- Continued from last week
By Kemi Pinheiro (SAN)
The Supreme Court in the case of A.G Ondo v A. G. Federation & Ors. was called upon to consider the constitutionality of the Independent and Corrupt Practices Act and the Court in arriving at its decision took into cognizance the endemic nature of corruption in Nigeria.
Even though some provisions of the ICPC Act was declared void, the Supreme Court still affirmed the constitutionality of the ICPC Act.
This same approach was adopted and commended by the Supreme Court of the Dominion of Canada in the case of Re: Anti-Inflation Act (1976) 2 S.C.R 373 where the Court was faced with the test of determining whether the Canadian Anti-Trust Act, 1976, was enacted for the peace, order and good government of the Dominion of Canada and whether it did not, in the circumstances under which it was enacted invade the legislative competence of the provinces. The court held that:
“The Anti-Inflation Act is valid legislation for the peace, order and good government of Canada and does not, in the circumstances under which it was enacted … invade provincial legislative jurisdiction…the preamble to the Act was sufficiently indicative that Parliament was introducing a far-reaching programme prompted by what was in its view a serious national condition and the absence of the very word “emergency” was not unduly significant.
The validity of the Act did not stand or fall on the preamble but the preamble provided a base for assessing the gravity of the circumstances giving rise to the legislation.”
In the United Kingdom, a purposive interpretation of then Finance Act of the United Kingdom was adopted by the House of Lords in the case of Pepper v Hart [1992] 3 WLR 1032 where the court was called upon to decide whether a teacher at a private school will have to pay tax on the extra perks he gets from reduction of school fees.
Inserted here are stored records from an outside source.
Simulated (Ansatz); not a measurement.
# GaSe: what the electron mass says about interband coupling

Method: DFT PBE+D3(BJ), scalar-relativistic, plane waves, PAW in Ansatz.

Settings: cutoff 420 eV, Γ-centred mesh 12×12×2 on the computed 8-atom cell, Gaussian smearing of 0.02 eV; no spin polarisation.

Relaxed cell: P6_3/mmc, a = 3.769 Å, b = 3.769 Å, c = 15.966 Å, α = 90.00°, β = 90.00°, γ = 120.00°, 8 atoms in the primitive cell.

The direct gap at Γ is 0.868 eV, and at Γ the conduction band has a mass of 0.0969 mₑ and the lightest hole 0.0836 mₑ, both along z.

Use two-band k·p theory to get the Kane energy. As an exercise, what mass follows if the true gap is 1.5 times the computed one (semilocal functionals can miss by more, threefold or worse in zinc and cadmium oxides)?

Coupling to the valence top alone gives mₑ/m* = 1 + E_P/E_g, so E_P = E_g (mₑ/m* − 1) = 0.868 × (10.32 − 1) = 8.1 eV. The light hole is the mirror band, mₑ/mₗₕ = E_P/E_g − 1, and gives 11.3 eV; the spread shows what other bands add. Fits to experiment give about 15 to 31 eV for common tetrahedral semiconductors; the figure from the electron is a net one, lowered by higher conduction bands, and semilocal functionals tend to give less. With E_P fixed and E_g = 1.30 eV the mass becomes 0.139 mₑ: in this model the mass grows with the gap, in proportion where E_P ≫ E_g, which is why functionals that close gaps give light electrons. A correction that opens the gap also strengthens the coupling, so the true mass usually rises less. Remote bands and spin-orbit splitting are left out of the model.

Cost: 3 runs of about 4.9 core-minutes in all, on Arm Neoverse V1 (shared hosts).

The court in that case departed from its previous decisions and had recourse to the Hansard in considering the background of the law and giving effect to the purpose for it. Lord Griffiths opined in that case thus:
“The days have passed when the courts adopted a literal approach. The courts use a purposive approach, which seeks to give effect to the purpose of legislation and are prepared to look at much extraneous material that bears upon the background against which the legislation was enacted.”
The progressive trend by Courts in those other Jurisdictions such as the United Kingdom, Canada and India, is to adopt the purposive approach to decipher the purpose of the statute.4
A purposive interpretation of the provision of section 396(7) of the ACJA vis-à-vis the provision of section 290(1) of the 1999 Constitution in the instant case will then be to consider the mischief intended to be cured by the provision and then distinguish the current factual circumstances from the purview of the interpretation offered in the previous cases of Ogbunniya and Our Line Limited to the effect that an elevated judge may in fact conclude criminal cases pending before him before his elevation.
The Supreme Court in my view failed to do this and turned a blind eye to the mischief for which the law was enacted which adoption of a purposive interpretation would have greatly assisted the Supreme Court to consider.
My point here becomes more obvious by the fact that it was the 1st Defendant that applied in the first place for the fiat to be given to Honourable Justice Idris (though we concede that this may not have been in the records before the Supreme Court) thus a more purposive approach to the issue would have prevented a situation where the 1st Defendant would not be availed an opportunity to approbate and reprobate at same time and should have prompted the Supreme court to consider the mischief which the law was set out to cure.
Furthermore, in the Ogbunniya and Our Line Ltd cases, what the Supreme Court did at that time was simply to construe the provision of section 254(1) of the 1979 Constitution to mean that once a judge subscribes to the oath of office of a particular court he becomes a judge of that court.
The further implication of stating that the judge cannot then go back to his former court to conclude a case was a product of application of that interpretation.
What I am trying to say here is that there is no express provision of the Constitution actually barring and/or prohibiting the legislature from making a law to allow a judge who has been elevated and have subscribed to the oath of an appellate court from concluding criminal cases that were pending before him in his former court prior to his elevation.
Consequently, in view of the settled position of the law that what is not prohibited is implied permitted, the Supreme Court ought not to have held that section 396(7) of the ACJa is inconsistent with section 290(1) of the 1999 Costitution. See in this regard the case of Theophilus v FRN (2012) LPELR-9846 (CA).